While I don't enjoy the fact that this introduces a ton of maintenance issues on systemd-less systems that would like to continue supporting GNOME, I do think leveraging systemd to elegantly revive the session save/restore functionality bodes a lot of optimism for the set of features that will follow.
I'm at least thankful that this maintainer/contributor dedicated about half of their announcement on how systemd-less systems could alleviate this issue.
Well this is bound to be controversial, to say the least. GNOME and systemd are two pieces of software that attract very polarized opinions.

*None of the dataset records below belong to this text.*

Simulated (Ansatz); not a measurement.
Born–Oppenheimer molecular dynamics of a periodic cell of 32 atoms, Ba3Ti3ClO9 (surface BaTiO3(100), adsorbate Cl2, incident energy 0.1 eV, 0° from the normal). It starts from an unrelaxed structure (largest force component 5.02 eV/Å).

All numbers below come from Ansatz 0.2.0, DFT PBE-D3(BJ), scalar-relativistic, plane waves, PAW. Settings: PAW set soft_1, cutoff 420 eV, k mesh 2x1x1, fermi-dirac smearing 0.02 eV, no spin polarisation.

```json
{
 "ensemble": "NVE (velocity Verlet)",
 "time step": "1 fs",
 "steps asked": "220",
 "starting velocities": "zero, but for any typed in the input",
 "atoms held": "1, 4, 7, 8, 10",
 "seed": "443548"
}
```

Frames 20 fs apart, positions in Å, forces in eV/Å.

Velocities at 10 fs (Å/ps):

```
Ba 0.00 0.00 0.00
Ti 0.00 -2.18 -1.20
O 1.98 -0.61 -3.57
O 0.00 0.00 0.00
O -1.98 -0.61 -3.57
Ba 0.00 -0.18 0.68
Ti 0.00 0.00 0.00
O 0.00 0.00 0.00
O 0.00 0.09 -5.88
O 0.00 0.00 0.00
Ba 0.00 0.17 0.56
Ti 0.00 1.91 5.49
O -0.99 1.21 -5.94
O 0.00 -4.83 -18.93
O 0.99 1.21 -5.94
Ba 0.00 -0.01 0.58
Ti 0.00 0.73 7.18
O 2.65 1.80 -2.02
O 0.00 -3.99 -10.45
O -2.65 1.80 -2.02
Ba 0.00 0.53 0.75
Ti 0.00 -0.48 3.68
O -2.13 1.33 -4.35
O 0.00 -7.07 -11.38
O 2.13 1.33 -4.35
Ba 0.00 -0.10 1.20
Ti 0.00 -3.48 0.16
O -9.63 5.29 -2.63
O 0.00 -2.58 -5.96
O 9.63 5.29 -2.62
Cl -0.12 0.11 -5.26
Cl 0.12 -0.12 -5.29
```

I'm interested to see how this evolves. The planned session restore feature sounds nice. With the Wayland changes coming too, GNOME 50 should be a big deal, one way or another.
Ubuntu + Snap + GNOME + Wayland + Systemd
Holy moly, there is a lot of stuff for haters to talk about. Each of these parts are very polarizing on its own, but combined, phew.
You forgot rust 🦀
There are only 2 types of people. Who hate systemd and those who don't know what systemd is. \s
I think for those people it boils down to systemd being an init system that does more than an init system maybe should. Combine that with it being more complicated to work with and with Redhat not really being that open to feedback.
It is another word for patriarchy, right?
Maybe it's not so great how monolithic systemd is, but it has brought a lot of great functionality to the Linux world. Not as if Linux has ever been married to the Unix philosophy anyways.
While I don't enjoy the fact that this introduces a ton of maintenance issues on systemd-less systems that would like to continue supporting GNOME, I do think leveraging systemd to elegantly revive the session save/restore functionality bodes a lot of optimism for the set of features that will follow.
I'm at least thankful that this maintainer/contributor dedicated about half of their announcement on how systemd-less systems could alleviate this issue.